Celso Amorim, Brazil's Foreign Affairs minister is sounding the alarm that relations between the United States and Latin America are deteriorating and called on American president Barack Obama to begin a dialogue with Venezuelan president Hugo Chavez.
"It's possible that when President Obama concentrates on the region's problems relations between United States and South America will have deteriorated, let's us hope it does not happen," said Amorim in a Sunday interview with Brazilian daily Folha de S. Paulo.
"Maybe President Obama is too absorbed with Iraq and Afghanistan and that impedes him to concentrate in other issues," added Amorim.
The Brazilian minister insisted that the core issue of relations between the US and South America is the deployment of US forces in seven Colombian bases following on an agreement recently signed between the administration of President Obama and Colombian leader Alvaro Uribe.
"I believe the US should act with more frankness towards the region. President Lula proposed President Obama a meeting to address the issue (of US personnel in Colombian bases) but he did not accept," said Amorim.
"These bases have triggered concern," because the agreement "contains ambiguities, not only does it refer to combating the drugs trade, it also mentions threats to peace and democracy," underlined Amorim who then asked, "who defines what are threats to democracy."

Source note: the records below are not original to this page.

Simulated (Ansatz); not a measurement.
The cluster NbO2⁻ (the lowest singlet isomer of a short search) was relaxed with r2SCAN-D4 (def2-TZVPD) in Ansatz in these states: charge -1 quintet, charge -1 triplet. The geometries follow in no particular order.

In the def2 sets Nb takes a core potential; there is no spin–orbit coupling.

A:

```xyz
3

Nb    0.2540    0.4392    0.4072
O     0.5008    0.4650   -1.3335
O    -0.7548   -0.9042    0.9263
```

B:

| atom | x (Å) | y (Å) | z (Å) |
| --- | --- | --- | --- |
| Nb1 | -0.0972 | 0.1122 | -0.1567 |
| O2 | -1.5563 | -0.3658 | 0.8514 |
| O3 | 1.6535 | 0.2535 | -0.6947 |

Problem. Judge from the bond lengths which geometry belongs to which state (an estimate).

Regarding Venezuelan president Hugo Chavez statements calling on the military and the civilian population to prepare for war with Colombia, Amorim argued that the Venezuelan leader "back stepped on the statement and one thing is to talk about war, a word which should not be used, and another is the practical and objective issue of the bases in Colombia."
"Venezuela might have certain rivalry with Colombia, but Venezuela does not feel threatened by Colombia, but by the United States," said Amorim, so that is why "it is most recommended a direct dialogue between United States and Venezuela," which will contribute to defuse tensions in the region.